Beijing’s information warfare ‘chivvying Taiwan’s vibrant democracy’

     

Taiwan’s president has accused China of disrupting international stability and committed to boosting her country’s defenses in the face of what Taipei sees as a growing threat from Beijing, The Financial Times reports:

In a nationally broadcast address on Wednesday, Tsai Ing-wen also stressed the international importance of Taiwan’s democratic values and raised concerns about Chinese infiltration, in the latest sign of Taipei’s hardening resistance to Beijing’s opposition to her government. According to Taiwan’s government-funded Institute for National Defense and Security Research, Beijing’s attempts to meddle in the polls via cyber-based tactics have intensified ahead of Taiwan’s November polls.
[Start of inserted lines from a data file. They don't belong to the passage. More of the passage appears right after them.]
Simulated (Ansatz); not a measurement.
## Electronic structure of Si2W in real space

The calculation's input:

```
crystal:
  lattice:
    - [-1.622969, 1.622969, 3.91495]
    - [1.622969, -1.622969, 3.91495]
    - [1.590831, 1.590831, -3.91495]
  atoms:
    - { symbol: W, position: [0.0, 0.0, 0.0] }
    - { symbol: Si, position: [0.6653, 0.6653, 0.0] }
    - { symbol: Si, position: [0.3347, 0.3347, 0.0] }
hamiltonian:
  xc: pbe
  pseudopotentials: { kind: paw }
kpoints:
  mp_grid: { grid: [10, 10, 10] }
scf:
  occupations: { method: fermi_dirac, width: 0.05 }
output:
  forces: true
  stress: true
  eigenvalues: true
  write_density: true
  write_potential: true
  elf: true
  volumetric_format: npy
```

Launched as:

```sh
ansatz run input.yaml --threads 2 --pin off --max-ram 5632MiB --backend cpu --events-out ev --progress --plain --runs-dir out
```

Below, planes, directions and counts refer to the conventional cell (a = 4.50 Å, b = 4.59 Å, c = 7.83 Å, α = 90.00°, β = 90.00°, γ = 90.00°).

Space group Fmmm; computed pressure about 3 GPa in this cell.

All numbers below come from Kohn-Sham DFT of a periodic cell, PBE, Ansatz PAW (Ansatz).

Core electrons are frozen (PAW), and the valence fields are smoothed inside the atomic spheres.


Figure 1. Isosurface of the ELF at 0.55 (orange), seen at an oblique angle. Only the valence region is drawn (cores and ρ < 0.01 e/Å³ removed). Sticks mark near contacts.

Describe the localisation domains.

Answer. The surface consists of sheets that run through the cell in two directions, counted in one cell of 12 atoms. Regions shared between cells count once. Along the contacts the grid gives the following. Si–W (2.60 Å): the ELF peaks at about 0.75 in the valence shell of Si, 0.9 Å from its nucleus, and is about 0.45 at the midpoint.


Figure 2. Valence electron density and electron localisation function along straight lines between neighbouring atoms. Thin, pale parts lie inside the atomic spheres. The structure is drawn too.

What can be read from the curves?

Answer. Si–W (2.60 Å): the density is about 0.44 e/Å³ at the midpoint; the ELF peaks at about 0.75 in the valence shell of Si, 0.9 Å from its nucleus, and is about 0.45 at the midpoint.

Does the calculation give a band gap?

“Disinformation disseminated via social media has become a serious challenge to democracy,” said Wu Jun-deh, a researcher in the institute’s division of cyber warfare and information security. “These threats are unprecedented and will continue until we find effective ways to counter.”

Beijing is chivvying Taiwan’s vibrant democracy diplomatically and militarily. China’s authoritarian and mercantilist drift at home and aggressiveness abroad are discrediting American advocates of engagement and bolstering proponents of a new cold war across a broad political spectrum, notes Douglas H. Paal, vice-president for studies and director of the Asia Programme at the Carnegie Endowment for International Peace.

An important generational milestone has been passed without drawing attention to itself, he writes for The South China Morning Post:

Across the American government, in every agency and regardless of party identification, those with experience with pre-reform China have retired and been replaced by much younger officials with no personal memory of the “three communiqués” that are the foundation of US-China relations. They did not witness Deng Xiaoping’s “hide and bide” low-key approach to foreign affairs. They did not see how the Chinese people escaped the extremes of the Cultural Revolution.

Most serving American officials today have worked on China-related issues for about 10 years or less. The China they know started with the eye-popping Beijing Olympics in 2008, not with Nixon’s bold trip to open relations with an impoverished, backward nation. The context is not that of Nixon, seeking to counter the Soviet Union while extricating the US from Vietnam, but of a strong, rising China striving to reshape Asia at American expense.

Kao-cheng Wang, dean of the college of international affairs at Taiwan’s Tamkang University, said Ms. Tsai’s speech amounted to a call for support from the U.S. and other countries, the Wall Street Journal adds. “She is presenting the differences between Taiwan and the mainland,” he said. “That includes the value of democracy.”

A recent forum of the Institute for National Defense and Security Research (INDSR) on the threat of disinformation heard Chung Chien-peng, Professor of Politics at Hong Kong’s Lingnan University, describe Beijing’s “sharp power”, a newly fashionable term coined by the National Endowment for Democracy, as “hard power in a soft power glove.”